Today I was reading an article about a school district's efforts to restrict the usage of MP3 players, video games, and cell phones on campus.

In the article, the author mentioned a disturbing trend in New York... "In New York City, public schools have long banned cell phones. Last spring, schools and police cracked down further by using mobile metal detectors in part to snuff out cell phones and iPods."

Mobile metal detectors can kill consumer electronics? That's what "snuff out" means. It originally meant to put out the flame on a candle, but has become a euphemism for murder.

Now, I think the reporter meant "sniff out". It's a much more apropos term, and "snuff" would be a very understandable typo for "sniff", since I and U are right next to each other on a QWERTY keyboard.

I don't bring that up to start evangelizing the Dvorak layout, but to warn against trusting computerized spelling and grammar checkers. They'll catch some of the more obvious errors, but there are times when the error could be a real word that is being used in a grammatically correct manner, but the transposition of those one or two letters has created a totally different meaning.

In this fast-paced world, we tend to rely on computerized tools so much that we end up trusting them too much. And while it slows you down to re-read what you just wrote, I do that with EVERYTHING, be it a simple e-mail or a more complex blog post.

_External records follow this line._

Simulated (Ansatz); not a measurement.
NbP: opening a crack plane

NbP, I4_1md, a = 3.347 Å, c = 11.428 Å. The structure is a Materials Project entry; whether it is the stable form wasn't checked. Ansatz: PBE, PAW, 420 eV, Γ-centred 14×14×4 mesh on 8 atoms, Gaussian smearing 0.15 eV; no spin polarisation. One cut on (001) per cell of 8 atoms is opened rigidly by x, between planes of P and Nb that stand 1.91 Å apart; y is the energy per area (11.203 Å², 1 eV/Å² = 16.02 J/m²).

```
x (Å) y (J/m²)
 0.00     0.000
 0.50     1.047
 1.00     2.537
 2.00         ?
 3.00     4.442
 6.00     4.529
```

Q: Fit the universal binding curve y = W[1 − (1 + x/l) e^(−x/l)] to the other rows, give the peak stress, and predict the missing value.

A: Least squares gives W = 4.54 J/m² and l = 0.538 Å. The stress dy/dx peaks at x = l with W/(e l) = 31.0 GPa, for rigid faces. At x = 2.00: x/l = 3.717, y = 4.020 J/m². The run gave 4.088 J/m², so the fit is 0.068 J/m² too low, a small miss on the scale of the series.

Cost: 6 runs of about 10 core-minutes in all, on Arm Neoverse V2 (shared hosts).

Automated proofreading isn't bad. It's particularly good for catching the small errors we might otherwise gloss over. But it cant catch errors in meaning. It still takes a human to do that... at least for the time being.

UPDATE

Well, more fool me... he meant "snuff out". I just got an e-mail (I'd e-mailed him, he hasn't read this blog) where he clarified it. "Snuff out" does also have a meaning of merely stopping something, less violent than the meaning that immediately came to mind for me (perhaps I watch too many old gangster movies).

He did admit that because of the multiple meanings, it may not have been the best choice of phrase, but it was intentional, not a typo.